42 of the Best Commercial Linux Games
LinuxLinks writes "It is true to say that the number of commercial games released for Linux each year remains small compared to other platforms. Nevertheless, we faced lots of difficult choices compiling a list of 42 of the best commercial Linux games. The selection we have finally chosen covers a wide range of different game genres, so hopefully there will be something here that will interest all."
The ultimate question:
How many commercial games can you play on Linux?
"Sufficiently advanced satire is indistinguishable from reality." - [Tips: 1DrYakQDKCQ6y52z6QbnkxHXAocMZJE61o ]

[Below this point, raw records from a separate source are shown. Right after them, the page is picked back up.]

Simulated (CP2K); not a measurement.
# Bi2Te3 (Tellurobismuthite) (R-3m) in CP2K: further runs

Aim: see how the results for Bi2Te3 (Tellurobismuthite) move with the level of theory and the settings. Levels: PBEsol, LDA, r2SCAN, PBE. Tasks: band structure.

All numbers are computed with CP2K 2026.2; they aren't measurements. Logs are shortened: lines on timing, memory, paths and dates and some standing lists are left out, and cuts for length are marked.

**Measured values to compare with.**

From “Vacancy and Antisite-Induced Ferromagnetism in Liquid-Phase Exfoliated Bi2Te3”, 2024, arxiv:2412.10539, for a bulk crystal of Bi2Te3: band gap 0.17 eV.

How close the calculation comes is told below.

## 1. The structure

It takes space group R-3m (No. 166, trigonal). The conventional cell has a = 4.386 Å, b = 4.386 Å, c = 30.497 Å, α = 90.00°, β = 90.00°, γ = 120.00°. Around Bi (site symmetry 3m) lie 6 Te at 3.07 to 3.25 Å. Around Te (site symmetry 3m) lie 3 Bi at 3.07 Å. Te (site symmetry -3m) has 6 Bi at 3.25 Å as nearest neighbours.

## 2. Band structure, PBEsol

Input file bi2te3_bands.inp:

I designed (and run) A Tale in the Desert, one of the games on the list. About 3.1% of paid players currently use Linux. Also, 7.3% use OSX, and the rest use Windows.
Of all trial accounts, 7.3% of Linux users go on to pay for at least one month of the game. Of OSX users, it's 6.9%, and of Windows users it's 11.8%.
For some reason the Linux number has dropped significantly over the years (used to be around 10% IIRC), though the other two numbers have remained about the same.
VMWare has some limited 3D support you can enable in version 6. It isn't that complete, but 3DMark 2001 does run and gets a respectable score, for older hardware. VMWare 6.5 has much more complete 3D support. It is still in beta and I've not tried it (I use VMWare in a production environment) but I've no reason to believe they are lying. It claims to be DX8, more or less, as in Pixel shaders up to v2.0 and actually makes use of the hardware in your system.
You are still going to get slowdown, of course, but I imagine they may make it workable. When it goes final, I'll get the upgrade and see what happens.
I designed and run Vendetta Online (vendetta-online.com), another game on the above list. I don't have the cool realtime stats that Teppy does, but we have quite a few Linux people and a significant OS X population (around 30-40% of our userbase, last I checked). Our game is completely native on each platform, and includes a 64bit Linux client. We don't use any kind of portability/wrapper libraries.